As reported in FTAadviser’s sister paper Financial Adviser, Positive Solutions recently came under fire for clawing back 3 per cent of advisers’ commission earned on indemnity business. The network said this is put into a reserve account which exists to protect advisers from “unforeseen chargebacks”.

While commentators have agreed that reserve accounts are not necessary if novation agreements are in place, Positive Solutions has confirmed that it does not operate these agreements due to its contracts to advisers.

A novation agreement is a triparty agreement between the network, the IFA and the product provider where the IFA agrees to take on all liability for that agency and therefore the network can release the commission knowing that any potential clawback will be there for the adviser and not for the network itself.
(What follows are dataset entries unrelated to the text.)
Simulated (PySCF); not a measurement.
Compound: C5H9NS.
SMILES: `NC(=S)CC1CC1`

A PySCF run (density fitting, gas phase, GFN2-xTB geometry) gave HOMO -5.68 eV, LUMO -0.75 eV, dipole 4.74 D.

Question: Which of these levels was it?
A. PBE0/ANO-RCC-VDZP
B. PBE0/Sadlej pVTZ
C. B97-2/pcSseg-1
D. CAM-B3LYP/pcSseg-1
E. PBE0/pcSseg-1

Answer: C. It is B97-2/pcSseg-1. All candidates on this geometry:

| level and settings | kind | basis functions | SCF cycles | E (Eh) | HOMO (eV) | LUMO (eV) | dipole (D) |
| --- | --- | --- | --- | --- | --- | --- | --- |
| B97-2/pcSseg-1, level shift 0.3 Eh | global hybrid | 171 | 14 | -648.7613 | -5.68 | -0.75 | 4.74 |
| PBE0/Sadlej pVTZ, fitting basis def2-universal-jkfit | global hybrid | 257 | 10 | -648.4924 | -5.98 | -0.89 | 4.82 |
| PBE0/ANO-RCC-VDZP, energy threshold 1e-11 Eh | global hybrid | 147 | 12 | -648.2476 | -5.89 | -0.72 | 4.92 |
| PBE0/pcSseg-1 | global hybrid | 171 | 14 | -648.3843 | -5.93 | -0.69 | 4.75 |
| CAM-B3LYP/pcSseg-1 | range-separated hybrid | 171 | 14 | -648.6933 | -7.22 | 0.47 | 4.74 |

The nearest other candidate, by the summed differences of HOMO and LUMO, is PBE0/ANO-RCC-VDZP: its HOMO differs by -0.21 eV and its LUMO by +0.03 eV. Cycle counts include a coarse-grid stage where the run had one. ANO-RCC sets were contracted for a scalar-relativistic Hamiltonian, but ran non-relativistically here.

Mr Richards highlighted that the level of clawback liability risk can vary between individual firms and it is not unreasonable to agree an amount which can be set aside as a contingency to protect all parties.

He said: “However, where advisers are prepared to accept their own unearned income liability and agree to the novation of client agencies, the need to create such a holding account is not necessary.

“When an AR leaves a network, the preference would be for them to novate clients. By doing so they control the repayment of any future clawback payment, as the liability sits with them.”

Matt Timmins, joint managing director at SimplyBiz, ageed, adding that although it is “common practice” for networks to hold on to commission to cover any potential clawbacks for when members leave that network, this is in tandam with a novation agreement.

Mr Timmins said: “If that novation agreement is done correctly, I don’t understand why a network would want take a fee upfront to cover any potential liability given that there is already an appropriate structure in place to do that.

“The novation agreement transfers everything to do with that agency back to the firm, including ongoing trail commission and the liability, so there would be no reason for the network to take any money upfront because there is already a structure in place to do that so I don’t understand why a network would.”

Steve Young, commercial director at Sense Network, warned advisers that this is something they need to be aware of when they join a network like Positive Solutions.

He said: “Effectively, IFAs are giving up their clients, they will be owned by the network. In our business and other networks that is not the case.”

A spokesperson for PosSol said: “Once the indemnity period has ended and we are satisfied that there is no outstanding liability, then the adviser will have the sum reserved retuned to them. We do this purely to protect the business and our partners from having to fund liabilities left behind by advisers who choose to leave.

“Currently Positive Solutions does not operate a novation agreement. It is our policy not to novate out as our contract states that on termination of the agreement client ownership shall only be transferred back to the registered individual at the express written instruction of the client concerned.”